The Hobbit: The Desolation of Smaug (2013)

Padded Sell

I may be proven wrong, but I predict The Hobbit: The Desolation of Smaug will remembered as Peter Jackson's Return of the Jedi--the moment he jumped the creative shark and became a savvy marketer who makes movies on the side. The second film in the Hobbit trilogy is still a well-made technical marvel, but it lacks much of the first film's brains and heart, as well as the soul and stakes of Jackson's Lord of the Rings trilogy.

In fairness, nearly two-thirds of Desolation's one-hundred-and-sixty-one minutes is pretty exciting. Bilbo Baggins (Martin Freeman) and a feisty company of dwarves continue their journey to the Lonely Mountain, with an eye to defeating the fearsome dragon, Smaug (an impressive CG creation voiced by Benedict Cumberbatch). They're beset by all manner of danger, including giant spiders; an army of trigger-happy, prejudiced elves; and a growing horde of Orcs, led by Azog (Manu Bennett).* The centerpiece is a grand escape from the Elf King Thranduil's (Lee Pace) prison, via barrels rolling down a mountain river. It reminded me of a set piece from the first Pirates of the Carribbean movie: fun, funny, unpredictable, and completely unlike anything that followed.

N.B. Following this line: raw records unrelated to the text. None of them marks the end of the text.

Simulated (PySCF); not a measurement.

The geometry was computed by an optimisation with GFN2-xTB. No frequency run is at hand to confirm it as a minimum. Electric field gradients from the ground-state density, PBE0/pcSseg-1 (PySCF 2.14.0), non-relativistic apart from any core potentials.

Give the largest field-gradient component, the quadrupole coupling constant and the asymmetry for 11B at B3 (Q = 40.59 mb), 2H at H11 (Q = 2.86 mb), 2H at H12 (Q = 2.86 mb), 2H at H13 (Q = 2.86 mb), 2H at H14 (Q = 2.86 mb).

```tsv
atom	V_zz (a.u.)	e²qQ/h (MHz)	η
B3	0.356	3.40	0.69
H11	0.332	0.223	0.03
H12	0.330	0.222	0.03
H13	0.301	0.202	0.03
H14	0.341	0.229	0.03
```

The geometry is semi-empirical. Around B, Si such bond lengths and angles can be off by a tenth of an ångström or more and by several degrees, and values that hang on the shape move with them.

Before I get to the film's problematic last hour (yes, hour), I should mention the warning signs that I'd worked really hard to ignore leading up to it. First (and here's where the Jedi comparison holds strongest), there is way to much CGI in this movie. The triumph of the original Rings trilogy, and even the first Hobbit, was Jackson's insistence on building a practical world for his characters to rule. Unlike George Lucas' latter-day Star Wars universe, the actors largely performed on elaborate sets or in God's-honest woods--instead of milling awkwardly about on massive green-screen soundstages, responding to cues that would later become digital co-stars.

The locations in Desolation are real, but a larger percentage of the characters have become pixel-based creations. For the record, I'm not complaining about Smaug (not in this context, anyway), as I understand how impractical building a two-hundred-foot dragon would be. No, my issue lies with the Orcs and the elves, who alternate between costumed actors and floppy CG puppets who perform inhuman acrobatics for much of their screen time. Jackson relied on such techniques for massive, marching-army shots in LOTR, but had the good sense to (mostly) go practical in close-ups. Not so here, and the result is distressingly like watching a video game based on a fantasy film, rather than an actual fantasy film.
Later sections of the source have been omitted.